The General Auditor shall be responsible, through the Audit Committee, to the
Board of Directors for the determination of the program of the internal audit
function and the evaluation of the adequacy of the system of internal controls.
Subject to the Board of Directors, the General Auditor shall have and may
exercise all the powers and shall perform all the duties usual to such office
and shall have such other powers as may be prescribed or assigned to him from
time to time by the Board of Directors or vested in him by law or by these
By-Laws. He shall perform such other duties and shall make such investigations,
examinations and reports as may be prescribed or required by the Audit


<PAGE>   12


Committee. The General Auditor shall have unrestricted access to all records and
premises of the Company and shall delegate such authority to his subordinates.
He shall have the duty to report to the Audit Committee on all matters
concerning the internal audit program and the adequacy of the system of internal
controls of the Company which he deems advisable or which the Audit Committee
may request. Additionally, the General Auditor shall have the duty of reporting
independently of all officers of the Company to the Audit Committee at least
quarterly on any matters concerning the internal audit program and the adequacy
of the system of internal controls of the Company that should be brought to the
attention of the directors except those matters responsibility for which has
been vested in the General Credit Auditor. Should the General Auditor deem any
matter to be of special immediate importance, he shall report thereon forthwith
to the Audit Committee. The General Auditor shall report to the Chief Financial
Officer only for administrative purposes.

The General Credit Auditor shall be responsible to the Chief Executive Officer
and, through the Audit Committee, to the Board of Directors for the systems of
internal credit audit, shall perform such other duties as the Chief Executive
Officer may prescribe, and shall make such examinations and reports as may be
required by the Audit Committee. The General Credit Auditor shall have
unrestricted access to all records and may delegate such authority to
subordinates.

SECTION 3. The compensation of all officers shall be fixed under such plan or
plans of position evaluation and salary administration as shall be approved from
time to time by resolution of the Board of Directors.

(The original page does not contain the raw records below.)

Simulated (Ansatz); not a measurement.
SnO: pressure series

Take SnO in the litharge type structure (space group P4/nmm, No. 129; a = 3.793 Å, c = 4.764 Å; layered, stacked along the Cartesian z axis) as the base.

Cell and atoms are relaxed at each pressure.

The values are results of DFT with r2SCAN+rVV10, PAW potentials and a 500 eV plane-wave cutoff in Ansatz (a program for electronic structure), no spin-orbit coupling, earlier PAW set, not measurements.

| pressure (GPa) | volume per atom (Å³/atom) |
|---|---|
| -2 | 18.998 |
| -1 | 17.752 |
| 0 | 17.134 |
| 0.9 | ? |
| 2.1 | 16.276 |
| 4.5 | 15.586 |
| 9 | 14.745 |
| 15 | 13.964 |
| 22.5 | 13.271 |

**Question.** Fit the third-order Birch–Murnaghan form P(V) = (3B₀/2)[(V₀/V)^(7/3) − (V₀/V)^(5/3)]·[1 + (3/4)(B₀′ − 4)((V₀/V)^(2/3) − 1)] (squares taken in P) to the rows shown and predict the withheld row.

SECTION 4. The Board of Directors, the Executive Committee, the Chairman of the
Board, the Chief Executive Officer or any person authorized for this purpose by
the Chief Executive Officer, shall appoint or engage all other employees and
agents and fix their compensation. The employment of all such employees and
agents shall continue during the pleasure of the Board of Directors or the
Executive Committee or the Chairman of the Board or the Chief Executive Officer
or any such authorized person; and the Board of Directors, the Executive
Committee, the Chairman of the Board, the Chief Executive Officer or any such
authorized person may discharge any such employees and agents at will.


<PAGE>   13




                                   ARTICLE V

               INDEMNIFICATION OF DIRECTORS, OFFICERS AND OTHERS

SECTION 1. The Company shall, to the fullest extent permitted by Section 7018 of
the New York Banking Law, indemnify any person who is or was made, or threatened
to be made, a party to an action or proceeding, whether civil or criminal,
whether involving any actual or alleged breach of duty, neglect or error, any
accountability, or any actual or alleged misstatement, misleading statement or
other act or omission and whether brought or threatened in any court or
administrative or legislative body or agency, including an action by or in the
right of the Company to procure a judgment in its favor and an action by or in
the right of any other corporation of any type or kind, domestic or foreign, or
any partnership, joint venture, trust, employee benefit plan or other
enterprise, which any director or officer of the Company is servicing or served
in any capacity at the request of the Company by reason of the fact that he, his
testator or intestate, is or was a director or officer of the Company, or is
serving or served such other corporation, partnership, joint venture, trust,
employee benefit plan or other enterprise in any capacity, against judgments,
fines, amounts paid in settlement, and costs, charges and expenses, including
attorneys' fees, or any appeal therein; provided, however, that no
indemnification shall be provided to any such person if a judgment or other
final adjudication adverse to the director or officer establishes that (i) his
acts were committed in bad faith or were the result of active and deliberate
dishonesty and, in either case, were material to the cause of action so
adjudicated, or (ii) he personally gained in fact a financial profit or other
advantage to which he was not legally entitled.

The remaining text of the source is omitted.